Know2Look: Commonsense Knowledge for Visual Search
Overview
With the rise in popularity of social media, images accompanied by contextual text form a huge section of the web. However, search and retrieval of images are still largely dependent on solely textual cues. Although visual cues have started to gain focus, the imperfection in object/scene detection do not lead to significantly improved results. We hypothesize that the use of background commonsense knowledge on query terms can significantly aid in retrieval of documents with associated images. To this end we deploy three different modalities - text, visual cues, and commonsense knowledge pertaining to the query - as a recipe for efficient search and retrieval. Know2Look is an image retrieval framework that portrays the ensemble effect of these three noisy components for improved image search over conventional text-based approaches.
Approach
Our method is based on statistical language models on unigram and bigram textual features. We use visual features in the form of object classes (and their WordNet hypernyms) detected by LSDA object detection algorithm. Our commonsense knowledge features are OpenIE (subject, predicate, object) triples acquired from Wikipedia documents.

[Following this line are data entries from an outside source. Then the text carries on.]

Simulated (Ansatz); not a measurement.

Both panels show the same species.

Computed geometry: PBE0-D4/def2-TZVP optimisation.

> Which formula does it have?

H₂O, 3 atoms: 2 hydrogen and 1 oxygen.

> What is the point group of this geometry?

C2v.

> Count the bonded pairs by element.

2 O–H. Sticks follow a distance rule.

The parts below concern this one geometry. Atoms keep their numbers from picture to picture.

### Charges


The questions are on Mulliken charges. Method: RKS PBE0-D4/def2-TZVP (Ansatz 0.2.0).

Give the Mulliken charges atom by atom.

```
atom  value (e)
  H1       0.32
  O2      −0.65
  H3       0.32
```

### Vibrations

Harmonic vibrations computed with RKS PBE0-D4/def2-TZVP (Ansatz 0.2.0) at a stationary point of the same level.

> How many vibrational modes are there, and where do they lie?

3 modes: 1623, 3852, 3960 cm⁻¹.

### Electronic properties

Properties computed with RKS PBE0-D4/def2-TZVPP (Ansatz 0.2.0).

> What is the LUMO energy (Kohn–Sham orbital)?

Preliminary evaluation results on a small benchmark of 20 queries show promising performance of Know2Look over baseline (conventional Google search).
Datasets
- Images and corresponding captions pertaining to domain "tourism" that was used for the evaluation of Know2Look were collected from four different datasets - Flickr 30K, Pascal Sentence Dataset, SBU Captioned Photo Dataset, and MSCOCO.
- OpenIE commonsense knowledge triples used for query expansion were extracted from Wikipedia documents.
- Query benchmark for evaluation is constructed from Flickr co-occurrence tags.